VIDEO: Reimagining boats and power systems
Yamaha’s U.S. Marine Business Unit announced a new Boat Power Systems team focused on innovation in the North American boat and propulsion market. The team has been working out of Yamaha’s Kennesaw, Ga., U.S. headquarters for about a year, said Martin Peters, senior marine communications manager for Yamaha.
“The application of technology to transportation — in our case recreational transportation — is a fascinating new era that we’re exploring, and that the Boat Power Systems team is exploring,” Peters told Trade Only Today. “We want to make sure people understand that they’re here and that they have some great talent and skills.
“But we can’t tell people what they’re working on,” Peters said. “These gentlemen are behind closed doors that are locked, and there are very few people who have a pass to get in. Whatever they develop, I’ll hear about when I am allowed to hear about it.”
There is no a timeline for when some of the innovations will hit the market, but Peters said the team is looking carefully at technologies as applied to boat power systems and boating.
“We wanted to make sure this team that develops these ideas and technologies are close to the North American market, because that’s where consumers will demand these things,” said Peters.
In the past, all engineering has been done in Japan, said Boat Power Systems engineering manager Van Sherman in a video produced by Yamaha.
“The advanced engineering group here in the U.S. is going to be a lot closer to the main market segments,” Sherman said.
Watch the video here:
The team members have credentials in such fields as robotics, artificial intelligence and aerospace, Peters said.

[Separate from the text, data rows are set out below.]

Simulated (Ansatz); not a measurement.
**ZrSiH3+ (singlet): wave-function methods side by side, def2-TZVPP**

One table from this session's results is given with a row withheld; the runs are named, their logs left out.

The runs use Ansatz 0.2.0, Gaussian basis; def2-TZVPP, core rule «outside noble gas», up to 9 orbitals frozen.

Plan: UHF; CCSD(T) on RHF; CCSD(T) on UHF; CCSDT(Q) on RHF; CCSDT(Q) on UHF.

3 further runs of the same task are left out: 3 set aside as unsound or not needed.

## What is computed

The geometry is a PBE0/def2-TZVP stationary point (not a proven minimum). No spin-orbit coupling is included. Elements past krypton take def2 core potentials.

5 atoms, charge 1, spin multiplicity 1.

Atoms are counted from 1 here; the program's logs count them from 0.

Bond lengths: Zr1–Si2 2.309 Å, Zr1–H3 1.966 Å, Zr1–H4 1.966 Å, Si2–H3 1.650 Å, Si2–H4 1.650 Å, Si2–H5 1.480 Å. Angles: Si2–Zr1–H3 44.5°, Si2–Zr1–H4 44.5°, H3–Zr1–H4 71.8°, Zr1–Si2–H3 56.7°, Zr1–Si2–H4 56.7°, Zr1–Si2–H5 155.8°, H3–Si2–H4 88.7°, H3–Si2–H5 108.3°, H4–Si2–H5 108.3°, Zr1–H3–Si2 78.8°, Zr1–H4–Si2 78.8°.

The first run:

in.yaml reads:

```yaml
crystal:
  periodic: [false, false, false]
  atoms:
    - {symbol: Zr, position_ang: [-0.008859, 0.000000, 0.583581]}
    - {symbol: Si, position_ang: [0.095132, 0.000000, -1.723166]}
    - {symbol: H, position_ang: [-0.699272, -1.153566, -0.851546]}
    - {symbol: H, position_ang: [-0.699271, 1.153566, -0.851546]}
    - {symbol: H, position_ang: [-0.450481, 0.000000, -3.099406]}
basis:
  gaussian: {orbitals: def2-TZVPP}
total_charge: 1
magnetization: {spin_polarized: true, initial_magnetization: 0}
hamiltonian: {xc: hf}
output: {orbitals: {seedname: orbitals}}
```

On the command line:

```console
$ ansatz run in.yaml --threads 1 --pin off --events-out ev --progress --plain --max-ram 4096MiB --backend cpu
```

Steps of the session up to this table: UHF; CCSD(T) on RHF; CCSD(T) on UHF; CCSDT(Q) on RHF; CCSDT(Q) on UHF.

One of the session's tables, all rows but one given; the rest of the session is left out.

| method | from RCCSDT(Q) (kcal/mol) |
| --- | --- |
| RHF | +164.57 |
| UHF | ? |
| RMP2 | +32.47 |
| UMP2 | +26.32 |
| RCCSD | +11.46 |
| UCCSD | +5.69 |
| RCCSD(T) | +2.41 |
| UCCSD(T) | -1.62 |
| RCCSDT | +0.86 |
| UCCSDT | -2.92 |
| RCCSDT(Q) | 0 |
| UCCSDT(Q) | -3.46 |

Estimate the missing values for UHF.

These videos highlight team members and their backgrounds:
- senior controller engineer Juan-Pablo Afman
- control engineer Federico Bonalumi
- mechatronics engineer Andrew Artusa
“I think we can assume that we’re looking at technologies to apply to boats and power systems of the future,” Peters said. “What they’ll be, who knows? But we are looking very carefully at technologies as they apply to boat power systems and boating.”